There's no other venue in London quite as adept at reinventing classic texts like the Young Vic. From A Streetcar Named Desire and A View From a Bridge to The Cherry Orchard and The Trial, the Southbank venue consistently produces some of the finest drama in a thoroughly original and contemporary new light.
Simon Stone's adaptation of Lorca's 1934 play Yerma is no exception. Consistently bracing, urgent and ultimately tragic this is a modern spin on a well-worn text that redefines this play and forces you to consider it as a piece of brand new writing. Billed as 'after Lorca', this is more than just a modern adaptation, instead of just changing the context to London of 2016 Stone has instead crafted a whole new structure, characters and dialogue that feast off the very bones of piece and 'liberate' it almost beyond recognition.
Billie Piper plays 'Her', a 33-year-old successful lifestyle editor and influencer living in London with her often absent Aussie husband who clash about their guiding principles – whilst her overwhelming desire is to have a baby, his is to travel the world and make money. As they agree to both focus on the former, their circumstances shift uncontrollably, leading to challenges in conception that grows into obsession and monomania.
Whilst Lorca's rural original discusses nature and social conventions, Stone places his central character in the heart of the urban jungle, with every tool from Uber to Deliveroo at her disposal. The social conventions are challenged by both her mother and sister, turning it on its head so that the pressure to conceive never comes from an outward source, instead it mounts and consumes from within, despite the maternal apathy shown from within her own upbringing. One significant development that comes from the contemporary setting is Her's role as an online presence as the 'community' becomes a virtual one that aren't so much judging or pitying her lack of child but encouraging and facilitating her more macabre thoughts in order to boost her following – a dark underbelly that constantly simmers just below the surface and extends Lorca's text into a truly modern field.
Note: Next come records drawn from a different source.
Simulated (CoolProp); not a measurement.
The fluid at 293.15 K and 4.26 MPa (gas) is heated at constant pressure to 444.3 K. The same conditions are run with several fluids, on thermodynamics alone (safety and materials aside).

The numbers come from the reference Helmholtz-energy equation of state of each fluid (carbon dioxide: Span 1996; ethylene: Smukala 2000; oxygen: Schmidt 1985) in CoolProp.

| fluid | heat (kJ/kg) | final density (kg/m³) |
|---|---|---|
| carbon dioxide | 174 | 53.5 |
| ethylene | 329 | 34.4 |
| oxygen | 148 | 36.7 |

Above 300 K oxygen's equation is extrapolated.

Stone, who also directs, places the action in a Perspex box (designed by Lizzie Clachan) adding an intermediary lens and placing Her and her family under constant scrutiny. It's expertly delivered by an impressive technical team who keep each scene under control and we watch on as voyeurs in what becomes an increasingly suffocating environment. Scene changes are accompanied by an energetic and pounding score by Stefan Gregory which in the complete darkness has the ability to play with your senses and feel not only the passage of time but also the mounting frustration that builds throughout the snap-shot scenes.
That level of dissonance is matched in Piper's tour-de-force central performance that's both transformative and earth-shatteringly compelling to watch. What started out plummy and over-entitled reduced me to audible gasps as I found myself completely gutted by her obsessive honesty and frightened by her possession. In every way a modern woman she differs from Lorca's Yerma whose whole reason of being is to provide a child – instead Piper allows this discussion to reflect outwards rather than in projecting modern sensibilities and expectations directly back at you whatever your sex. What follows is a discussion on pressures of all areas of successful modern life, and as her life descends into failed rounds of IVF, her marriage collapses and the online world show their true colours Stone hits his audience with everything he's got, turning up the volume, blinding the perspective and literally opening the heavens.
With fantastic support from Brendan Cowell as her defeated husband John as well as a suitably indifferent Maureen Beattie as her mother Helen, this is finely acted and carefully judged set of performances. It's arresting, merciless and deeply unsettling -- another triumph for The Young Vic's commitment to reinventing classic work with a contemporary voice and utterly unmissable.